Diecast Models are scale models of cars, aircrafts, trucks that are made using the diecast manufacturing process. These Diecast Models are usually made from an alloy called ZAMAK. Initially, diecast models started out as complementary accessories for model train sets with very little detail as to their designs. The early diecast models were also not sought after as collector items because they were made alloy with high lead content which were fragile. Lead as a poisonous metal was not known until the later part of the 20th century. The brittleness of the alloy also meant that diecast models then could not be manufactured to a high degree of detail.
Although these diecast models looks like children toys, they are actually scale down representation of the real thing. More care and attentions have been paid to their details and quality than the typical children's toys. In some cases, diecast models details were even derived from the actual blueprints of the real car or truck. In the US, the Dowst Brothers was one of the first companies that began producing diecast models. Their diecast models then, were mostly just a painted body with no interior details.
Today, most of the popular diecast models were modeled after automobiles. Nevertheless, diecast models were not just restricted to the automobiles, but many were modeled after aircrafts, tanks, trucks, ships and construction equipment as well. However, because of the diversity of diecast models that exists in the market, most hobbyists just specialize on one or two categories that hold their interests.
Diecast models are produced in different sizes according to scale to the real thing. The scales can be range from 1/18 to 1/87 and so forth. Diecast models with a scale of 1/18 mean that they are one eighteenth the dimension of the actual thing. The larger models are usually the ones with the most details. One can usually see the finer details of a car doors, engine parts and even the gauges on the dashboard. But they are also the ones that are the most expensive. Besides from the higher costs that deter collectors, the large sizes also pose a difficulty when it comes to displaying or storing these larger diecast models.

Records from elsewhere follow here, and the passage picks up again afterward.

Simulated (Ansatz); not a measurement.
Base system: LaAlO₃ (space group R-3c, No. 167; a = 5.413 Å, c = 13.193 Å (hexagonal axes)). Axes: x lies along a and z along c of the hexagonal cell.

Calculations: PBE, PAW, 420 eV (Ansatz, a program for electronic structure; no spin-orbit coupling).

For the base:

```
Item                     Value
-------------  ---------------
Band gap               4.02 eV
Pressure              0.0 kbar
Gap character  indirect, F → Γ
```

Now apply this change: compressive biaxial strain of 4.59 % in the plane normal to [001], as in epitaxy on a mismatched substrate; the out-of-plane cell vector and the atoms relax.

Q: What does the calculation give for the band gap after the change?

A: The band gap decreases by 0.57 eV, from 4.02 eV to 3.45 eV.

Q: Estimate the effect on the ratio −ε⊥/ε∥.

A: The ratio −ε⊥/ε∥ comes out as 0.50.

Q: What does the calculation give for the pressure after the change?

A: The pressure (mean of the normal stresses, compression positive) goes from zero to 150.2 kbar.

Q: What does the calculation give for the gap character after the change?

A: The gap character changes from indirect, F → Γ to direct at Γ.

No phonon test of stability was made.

Today, collecting diecast models is still an extremely popular hobby. In fact, with the modern manufacturing technology, these diecast models are improving in quality and detail every day. A comparison with a Corgi model of the postwar era to that of a Matchbox model today will really demonstrate the improvements that have been made over the years. Nevertheless, diecast models from the postwar era are extremely rare today. And if you are able to get hold of any of these older models, they are worth collecting as these diecast models will fetch a good price on eBay.